Monday, 1 November 2010

Review: Ardal O'Hanlon at Harrogate Theatre

Friday, October 22, 2010



Ardal O’Hanlon is pretending to put his leg in the Large Hadron Collider.

And, for just an instant, he morphs into Father Douglas Maguire, the endearing, enduring innocent he played in sitcom Father Ted.

It’s a lovely moment in a set that’s otherwise ruled by O’Hanlon’s stand-up persona: irascible, irreverent and trivially vindictive.

This is the first time the comic has played Harrogate and he starts in style, encouraging two lengthy ovations.

Then he makes a few latecomers repeat the exercise, before claiming that everyone else has already done an impression of a bear.

Strolling confidently around the stage, he reveals he was named after the scene of an industrial disaster, saying his brothers are called Chernobyl and Hiroshima. And Wetherby.

A group at the back shout their disapproval.
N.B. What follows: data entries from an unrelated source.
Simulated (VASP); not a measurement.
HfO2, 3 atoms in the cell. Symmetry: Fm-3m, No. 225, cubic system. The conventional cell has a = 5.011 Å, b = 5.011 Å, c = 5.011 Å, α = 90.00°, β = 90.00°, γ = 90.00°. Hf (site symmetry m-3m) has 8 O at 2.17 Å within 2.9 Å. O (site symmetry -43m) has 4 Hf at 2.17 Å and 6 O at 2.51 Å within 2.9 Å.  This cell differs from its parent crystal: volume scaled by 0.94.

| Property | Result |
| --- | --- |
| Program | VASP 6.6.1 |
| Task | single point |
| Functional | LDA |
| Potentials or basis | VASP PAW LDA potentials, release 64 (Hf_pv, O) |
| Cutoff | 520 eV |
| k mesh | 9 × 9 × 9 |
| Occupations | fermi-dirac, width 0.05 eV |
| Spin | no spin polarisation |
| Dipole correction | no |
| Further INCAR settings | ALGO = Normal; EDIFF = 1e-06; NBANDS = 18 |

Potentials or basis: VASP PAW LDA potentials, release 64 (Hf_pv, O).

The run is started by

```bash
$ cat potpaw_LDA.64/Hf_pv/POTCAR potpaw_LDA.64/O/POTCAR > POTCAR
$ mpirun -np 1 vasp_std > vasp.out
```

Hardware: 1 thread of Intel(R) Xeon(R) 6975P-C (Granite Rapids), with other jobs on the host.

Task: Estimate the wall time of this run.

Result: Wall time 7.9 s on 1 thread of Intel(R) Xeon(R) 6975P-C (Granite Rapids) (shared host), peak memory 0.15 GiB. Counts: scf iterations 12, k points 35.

“Ah, ” says O’Hanlon. “Maybe I should have picked somewhere further away.”

Outsourcing

The economic climate has impacted on everyone. O’Hanlon says he’s had to outsource his joke-writing to India - and a chap named Sanjeev.

“Most of my current material is about arranged marriages and the perils of bathing in the Ganges, ” he says.

This proves to be untrue.

Instead, he focuses on sex, family and the oddness of Ireland, while touching on such diverse topics as DIY (“I need a man in my life”), fictional pals (“My imaginary friend had an imaginary friend who was a real person. He was a lad in my class at school”) and murderers (“They’re awful eejits, wearing jumpers on their heads. The time to wear a jumper on your head is when the police are looking for you”).

There’s a dark streak a mile wide running through O’Hanlon’s show, but it never feels forced or overbearing, because of his offhand, engaging manner.

And every so often he corpses, which just adds to the fun.

He’s tried living every day as if it was his last, “in bed with an oxygen mask and a bedpan”.

With his brothers, he’s had to decide what to do with their ailing mother. “Ever since the accident, she spends the whole day looking through the window. I wanted to let her in, but they where having none of it.”

The audience roars.

“I don’t know why that’s funny, ” O’Hanlon deadpans. “That Sanjeev is sick.”

Moving on to bedroom matters, he says he’s always had trouble with bras, leading to more difficulties than you might think. “Sometimes my wife slings a bra across the front door and I can’t even get in the house, ” he says.

He recalls his father teaching him about the birds and the bees, coughing nervously for an age, before blurting out: ‘You know girls don’t have willies.’

“To this day I still associate sex with tuberculosis, ” he says.

Enemies

Now he has kids of his own. At first he wasn’t keen on the idea.

“I’ve enough enemies without spawning more, ” he says.

“Also I’m Irish, so I don’t want anyone to inherit my land... ever.”

The experience has left him confused. Children change all the time. He slips into a bass voice to impersonate his son on the answerphone: “There’s nobody here now, I’ve got them in a bag.”

He continues to attract adversaries. He recently asked an overweight woman: ‘When are you due?’

“Then I realised she wasn’t pregnant, so I added: ‘another snack’. Got myself out of that hole.”

Now scandals in the Catholic Church have left him in a tricky position.

“You can’t even admit to being a fictional priest anymore, that’s what I find, ” he says.

It’s only when he mimes sticking his hand, leg and some Maltesers in the Large Hadron Collider that we see a trace of the mischievous, guileless Dougal.

But that’s fine.

O’Hanlon’s stand-up persona is so blackly engaging and his show so enjoyable that we don’t miss his most famous creation a bit.